Massachusetts School of Law explored violent crime in the military with Jennifer Norris, Military Justice for All, and the impact it has on civilians too. Jennifer talked about her experiences with four different perpetrators within the first two years of her enlisted career, the reporting & adjudication process, and the retaliation that ensued and eventually ended a fifteen year career. Also discussed was the jurisdictional hurdles that arise with a transient population like the military. For example, Jennifer was not able to press charges against one perpetrator because he moved out of state after learning he was getting reported. Another perpetrator was active duty Air Force at Keesler Air Force Base, therefore a state National Guard commander did not have jurisdiction of a federal employee. And finally, although Jennifer was able to move forward with two other cases involving high ranking National Guard members with over eighteen years of service, unlike the civilian world, after the cases were adjudicated, they retired with full military retirement benefits and no public records.

Jennifer also shared that although the Department of Defense downplays violent crime in the military and sexual assault appears to be closely monitored by some female members of Congress, everything is not under control. The crime appears to be escalating. The military doesn’t just have a sexual assault issue, they have a domestic violence and homicide issue as well. They also have a pattern of ruling soldier’s deaths both stateside and overseas as suicides, training accidents, and illness despite families strongly protesting and evidence revealing otherwise. Domestic violence is more likely to lead to homicide and unfortunately the two issues have not been given the attention they deserve because until you do the research yourself and see how many families and communities have been impacted by the crimes, suspicious death, and homicide of a soldier or civilian, you wouldn’t know because Congress and the main stream media do not give it the attention it deserves. Homicide and independent investigations of all suspicious deaths should be given the highest priority not only because people have lost their lives and families deserve answers but because someone needs to be held accountable. We must prevent others from becoming victims of these crimes too.

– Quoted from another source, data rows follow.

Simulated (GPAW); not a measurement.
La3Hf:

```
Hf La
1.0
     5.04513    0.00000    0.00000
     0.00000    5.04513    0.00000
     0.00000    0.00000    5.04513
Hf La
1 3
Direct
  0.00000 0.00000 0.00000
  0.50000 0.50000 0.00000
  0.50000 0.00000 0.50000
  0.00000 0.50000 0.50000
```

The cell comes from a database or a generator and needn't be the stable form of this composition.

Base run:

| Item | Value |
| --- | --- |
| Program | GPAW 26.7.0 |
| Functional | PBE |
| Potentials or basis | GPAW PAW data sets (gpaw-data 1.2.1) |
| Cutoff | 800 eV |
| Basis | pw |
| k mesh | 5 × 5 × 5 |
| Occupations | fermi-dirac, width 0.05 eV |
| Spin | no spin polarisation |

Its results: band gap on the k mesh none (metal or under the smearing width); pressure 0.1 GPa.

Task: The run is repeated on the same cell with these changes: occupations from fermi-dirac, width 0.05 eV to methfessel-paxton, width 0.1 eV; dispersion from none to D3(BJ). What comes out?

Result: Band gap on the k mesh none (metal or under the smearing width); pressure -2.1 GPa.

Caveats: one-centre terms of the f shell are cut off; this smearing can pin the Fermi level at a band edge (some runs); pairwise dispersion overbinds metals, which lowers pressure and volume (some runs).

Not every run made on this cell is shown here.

Jennifer discussed the lasting impacts the crimes and retaliation had on her. Jennifer was empowered after doing all that she could do to protect others from getting harmed by the same people, but her squadron did not see it the same way. After the cases were adjudicated, Jennifer faced hostility from a couple of the perpetrator’s friends and her Chain of Command once she returned back to work. She eventually had to transfer to another squadron. It was the professional and personal retaliation that made her start feeling more intense feelings of anxiety, depression, and even suicidal thoughts. And unfortunately her next squadron wasn’t any more welcoming then the last. She was told shortly after arriving that ‘no female makes it in the satellite communications work center’ and that she was experiencing hostility from her new Chain of Command because the old squadron called and informed them she was a ‘troublemaker.’ The retaliation had a direct impact on her mental health and cemented an already traumatizing experience with further abuse, indifference, and judgement. By the time she got to her third squadron (almost ten years after the first attack), she learned that the Department of Veterans Affairs treated Post Traumatic Stress resulting from military sexual trauma.

After Jennifer informed her third squadron that she was getting help for the PTS at the Department of Veterans Affairs, she was immediately red flagged and asked to leave the squadron until she could produce a note from her doctor giving her permission to be at work. She did this and jumped through the other hoops asked of her in an attempt to save her career but lost confidentiality in the process. Jennifer walked away from her career in the end because she refused to release her VA records for a security clearance investigation. The entire experience not only opened her up to judgement again (simply because she asked for some counseling due to what someone else did) but she had to prove that she was ‘fit for duty’ while the perpetrators were enjoying full military retirement benefits. Jennifer chose a second chance at a civilian career when she refused to release her confidential VA records for her security clearance investigation because she wanted to ensure a future free of a tainted security clearance. It makes zero sense that someone who is a victim of crime be negatively impacted by the crimes of others in yet another way. The hypocrisy of the system is truly revealed when you look at how the perpetrators were let off the hook but the victim of crime loses their military career because they had the strength to first report and then eventually ask for help.

Forbidden, Dying for Love Premiered ‘The Girl with the Gold Earring’ on ID: Navy Sailor Zachary Littleton Murders to Hide Adultery (February 24, 2017)

ID Go: A young mom falls for a married military man after a chance meeting at his naval base. -The Girl with the Gold Earring, Forbidden: Dying for Love (S2,E8)

Editor’s note: With a cable subscription, you can download the free ID Go app and watch all of the Investigation Discovery programming at your convenience. And for those who do not have cable, you can watch “unlocked” episodes on the ID Go app including the latest premieres. Download the ID Go app and binge away. For those who prefer commercial free programming during your binge session, Prime Video has an ID channel: ‘True Crime Files by Investigation Discovery” available for $2.99 a month. It’s a compilation of older seasons but totally worth the cost if you are a true crime addict.

Related Links:
The Girl with the Gold Earring | Forbidden: Dying for Love | Investigation Discovery (S2,E8)
The Girl with the Gold Earring | Forbidden: Dying for Love | Investigation Discovery (website)
The Girl with the Gold Earring | Forbidden: Dying for Love | Investigation Discovery (Amazon)
Pregnant Samira Watkins Found Dead in Bayou Grande in Florida; Navy Sailor Zachary Littleton Convicted of 1st Degree Murder, Sentenced to Life in Prison (November 3, 2009)

Navy Sailor Andrea Daves Found Dead in Charred Vehicle in California; San Diego County Sheriff’s Department Ruled Cause of Death as Suicide (2017)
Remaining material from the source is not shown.